Baltimore’s bill for ransomware: Over $18 million, so far

BALTIMORE-It has been a month since the City of Baltimore’s networks were brought to a standstill by ransomware. On Tuesday, Mayor Bernard “Jack” Young and his cabinet briefed press on the status of the cleanup, which the city’s director of finance has estimated will cost Baltimore $10 million-not including $8 million lost because of deferred or lost revenue while the city was unable to process payments. The recovery remains in its early stages, with less than a third of city employees issued new log-in credentials thus far and many city business functions restricted to paper-based workarounds.

“All city services remain open, and Baltimore is open for business,” Mayor Young said at the briefing, listing off critical services that had continued to function during the network outage. City Finance Director Henry Raymond called the current state of systems “not ideal, but manageable”-some emails and phone services have been restored, and many systems have remained online, but payment processing systems and other tools used to handle transactions with the city remain in manual workaround mode. Department of Public Works Director Rudy Chow warned residents to expect a larger-than-normal water bill in the future, as the city’s smart meters and water billing system are still offline and bills cannot be generated.

Parking tickets and tickets generated by the city’s speed and red light cameras can be paid in person if the ticket is in hand. The city has regained the data for all parking and camera-generated violations up to May 4, but it still lacks the ability to look up violations without the physical paper ticket or process payments electronically, city officials said. And the same is true for many other interactions with the city, which currently require mailing or hand-delivering paper documents and manual workarounds.

City employees are being required to report in person to receive new network and email credentials, presenting a city ID before being allowed to get new passwords. With more than 10,000 city employees needing to go through the process and scattered at offices around the city, the mayor’s deputy chief of staff for operations, Sheryl Goldstein, said that despite it being a time-intensive process, Baltimore City’s Office of Information Technology (BCIT) was working around the clock to make it happen. “It’s been a big push since last week, re-authenticating users,” she said, adding that most city employees should have their login credentials reset by the end of this week.

Writing it off

Despite the growing bill that comes with recovery, Goldstein noted that the city had been discouraged from paying the approximately $70,000 ransom by the Federal Bureau of Investigation. “Even if you pay, you still have to go into your system and make sure they’re out of it,” he said. “You can’t just bring it back up and believe they are gone… we would bear much of these costs regardless.”

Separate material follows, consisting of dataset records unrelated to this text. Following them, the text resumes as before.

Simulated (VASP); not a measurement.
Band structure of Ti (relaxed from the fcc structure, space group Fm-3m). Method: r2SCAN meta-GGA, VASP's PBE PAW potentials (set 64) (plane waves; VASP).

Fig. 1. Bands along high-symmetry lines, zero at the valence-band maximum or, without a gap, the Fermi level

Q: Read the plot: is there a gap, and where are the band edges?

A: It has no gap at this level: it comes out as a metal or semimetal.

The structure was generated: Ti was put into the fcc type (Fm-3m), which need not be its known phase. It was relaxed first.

According to city officials, Baltimore’s IT organization has already purchased more than $1 million in new hardware from Dell under an existing contract. And using a provisional staffing contract, the city has begun to bring in temporary workers to help in malware cleanup. It’s not clear whether the cost of that labor has been fully accounted for in the $10 million Raymond said would be spent on the cleanup itself.

Some of those temporary workers making up the city’s “recovery team” reported for duty on Monday. That effort is running in parallel with the forensic efforts of BCIT, the FBI, and consultants brought in by the city-many of them under emergency contracts that have not yet been made public through the city’s purchasing department and Board of Estimates. Forensic analysis, Goldstein said, may take months, and then the city will review with the FBI and others what can be publicly disclosed about the attack given it is now tied to a federal criminal investigation.

Additionally, there was no mention of other potential hidden costs the city might face as a result of the data breach connected to the ransomware attack. As Ars reported, a Twitter account connected to the ransomware operator posted documents taken from a Baltimore City file server as proof of compromise, including documents from ongoing lawsuits against the city. These documents included personal identifying data, health data, and other sensitive information. That cost could end up being substantial down the road, though the cost may be born by citizens themselves, in the form of identity theft and other fraud.

Based on a study by the secure collaboration service provider Egnyte, the cost associated with a data breach is, on average, $148 per lost record. “While it is hard to pinpoint an exact cost without knowing more details about their data set, we do know that Baltimore has a population of over 600,000,” says Kris Lahiri, Co-Founder & Chief Information Security Officer of Egnyte. “If even 25% of their records were breached, that would carry a cost of $22 million-well over the estimated $10 million.” And some of that cost could be from intangibles related to the breach, such as a loss of trust in the organization. So far, the breach has not affected the city’s bond rating or lending costs.

There’s been no further word on whether the city or Maryland Governor Larry Hogan have officially requested the federal government to provide disaster assistance to help pay for the ransomware cleanup. Baltimore City Council President Brandon Scott, who will chair a committee reviewing the ransomware incident, published a statement last week calling for the governor to declare a disaster and request funding.